Personal Loan Eligibility

Banks typically base eligibility for a personal loan on a combination of credit history and current debt-to-income ratio. Ultimately, your income, coupled with your credit score, determines a lender will approve you and, if so, the terms they'll offer. Borrowers with good credit scores stand a higher chance of securing personal loans. However, this does not mean that lenders always turn down applications with lower credit scores. Lower credit scores will, most of the time, limit the amount of money one can access.

Furthermore, a strong credit score can boost your chance of getting a personal loan at a much lower interest rate. A good credit score for personal loans is one that ranges between 725 and 759. A score of between 760 and 859 is considered excellent and would most of the time, command lower interest rates. Another important thing that lenders look at is the applicant's source of income. A reliable source of income will increase your chances of a successful application. Lenders also look at monthly debt payments that should be at least, below 43% relative to monthly income. Data points on college grade point or career may also be used to ascertain one's ability to handle a personal loan. The idea behind this background check is that some careers or jobs are stable than others, thus placing one in a position to repay their loans on time.
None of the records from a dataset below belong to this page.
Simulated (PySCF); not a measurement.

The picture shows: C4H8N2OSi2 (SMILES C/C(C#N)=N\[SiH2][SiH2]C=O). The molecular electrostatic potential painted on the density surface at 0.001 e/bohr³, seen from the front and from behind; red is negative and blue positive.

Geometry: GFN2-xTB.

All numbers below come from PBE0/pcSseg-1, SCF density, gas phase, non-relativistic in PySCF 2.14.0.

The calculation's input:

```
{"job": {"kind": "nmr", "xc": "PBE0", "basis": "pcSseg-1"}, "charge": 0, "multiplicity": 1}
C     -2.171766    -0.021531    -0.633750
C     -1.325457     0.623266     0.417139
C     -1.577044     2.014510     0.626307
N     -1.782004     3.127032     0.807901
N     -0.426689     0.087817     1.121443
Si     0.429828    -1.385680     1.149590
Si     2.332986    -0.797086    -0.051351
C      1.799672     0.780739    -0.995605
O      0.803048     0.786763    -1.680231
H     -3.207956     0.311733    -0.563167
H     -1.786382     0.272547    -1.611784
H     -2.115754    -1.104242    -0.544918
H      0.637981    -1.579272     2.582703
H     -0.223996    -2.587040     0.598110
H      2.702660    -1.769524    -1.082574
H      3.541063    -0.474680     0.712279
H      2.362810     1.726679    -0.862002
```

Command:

Where Can I Get A Personal Loan?

Local community banks and credit unions are some of the best financial institutions for personal loans. Credit Unions can be an exceptional resource for low-interest rate loans as they are not in the business of making profits. Online lenders such as Lending Club also offer personal loans at competitive rates. Their rates are usually lower than those offered by banks because they have fewer physical assets and fewer expenses. Pawnshops also provide personal loans in exchange for valuable items such as jewelry electronics or artwork. The merchandise, in this case, acts as a collateral.

Read The Fine Print

Personal loans are usually paid over a specific period. Failure to do so could result in lawsuits as there is no collateral involved for a lender to use to recoup his investment. Some scammers use false advertising to lure people into bad agreements such as having to pay an 'advance fee' for loan processing. Carrying out a background check on a lenders terms is essential if you want to avoid any hidden costs that may come into play, especially with low-interest personal loans.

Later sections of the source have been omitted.